When we woke up this morning we were under the impression that November housing starts were at a 1.1M seasonally adjusted annual rate. The number for December then came in at 1.1M….essentially flat.
Now, we then got word that November was being revised up massively to a 1.8M annual pace and somehow we then made the jump that today’s number was bad because starts “fell”? We added a 700k home start annual pace to the aggregate number in November and December and this is bad? We should not that the 1.8M number is the highest November number since before the Great Recession.
Think of it the other way. If November was revised DOWN to 800k and December came in at today’s 1.1M would we be cheering this as good news because starts “rose”? Sadly I think yes, OR, it again would be bad news because of the downward revision. The point here is people are finding bad news out there where there isn’t any.
U.S. housing starts and permits fell in December after hefty gains the prior month, adding to a raft of weak data that have raised concerns over the health of the economy.
Groundbreaking dropped 2.5 percent to a seasonally adjusted annual pace of 1.15 million units, the Commerce Department said on Wednesday. November’s starts were revised to a 1.8 million-unit rate from the previously reported 1.17 million-unit pace.
December was the ninth straight month that starts were above 1 million units, the longest run since 2007. Housing starts averaged 1.11 million units in 2015, the highest since 2007 and up from 1.00 million units in 2014.

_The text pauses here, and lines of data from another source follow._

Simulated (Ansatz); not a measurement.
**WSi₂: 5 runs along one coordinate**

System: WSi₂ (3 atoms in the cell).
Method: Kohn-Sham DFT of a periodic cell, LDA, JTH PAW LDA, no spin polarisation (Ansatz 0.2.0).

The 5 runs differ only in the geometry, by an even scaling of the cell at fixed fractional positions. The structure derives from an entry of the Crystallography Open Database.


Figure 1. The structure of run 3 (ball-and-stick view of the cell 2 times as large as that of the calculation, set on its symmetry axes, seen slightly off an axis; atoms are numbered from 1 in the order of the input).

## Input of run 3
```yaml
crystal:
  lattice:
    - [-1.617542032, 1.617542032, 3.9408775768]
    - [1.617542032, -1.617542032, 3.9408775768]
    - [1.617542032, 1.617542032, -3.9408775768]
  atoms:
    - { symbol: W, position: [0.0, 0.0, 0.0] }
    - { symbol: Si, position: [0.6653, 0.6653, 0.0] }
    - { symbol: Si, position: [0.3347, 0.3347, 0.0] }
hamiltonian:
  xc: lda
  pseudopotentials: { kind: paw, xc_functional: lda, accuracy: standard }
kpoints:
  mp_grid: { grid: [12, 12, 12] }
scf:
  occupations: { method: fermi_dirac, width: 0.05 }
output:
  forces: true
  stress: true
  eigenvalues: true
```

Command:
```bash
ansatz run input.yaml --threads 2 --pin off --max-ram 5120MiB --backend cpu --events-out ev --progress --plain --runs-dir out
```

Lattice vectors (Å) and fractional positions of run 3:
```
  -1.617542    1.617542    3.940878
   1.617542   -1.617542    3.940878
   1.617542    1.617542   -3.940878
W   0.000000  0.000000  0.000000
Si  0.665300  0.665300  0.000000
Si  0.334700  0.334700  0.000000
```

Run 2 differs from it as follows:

Building permits fell 3.9 percent a 1.23 million-unit rate last month. The drop followed two months of hefty gains.
The WSJ actually has a great informational page here where you can see the numbers and not that 2015 was way ahead of 2014 and November and December blew away 2014. In other words, housing maintains its positive momentum heading into 2016.
Here is “Davidson’s” chart:
The trajectory of the US housing market is clear.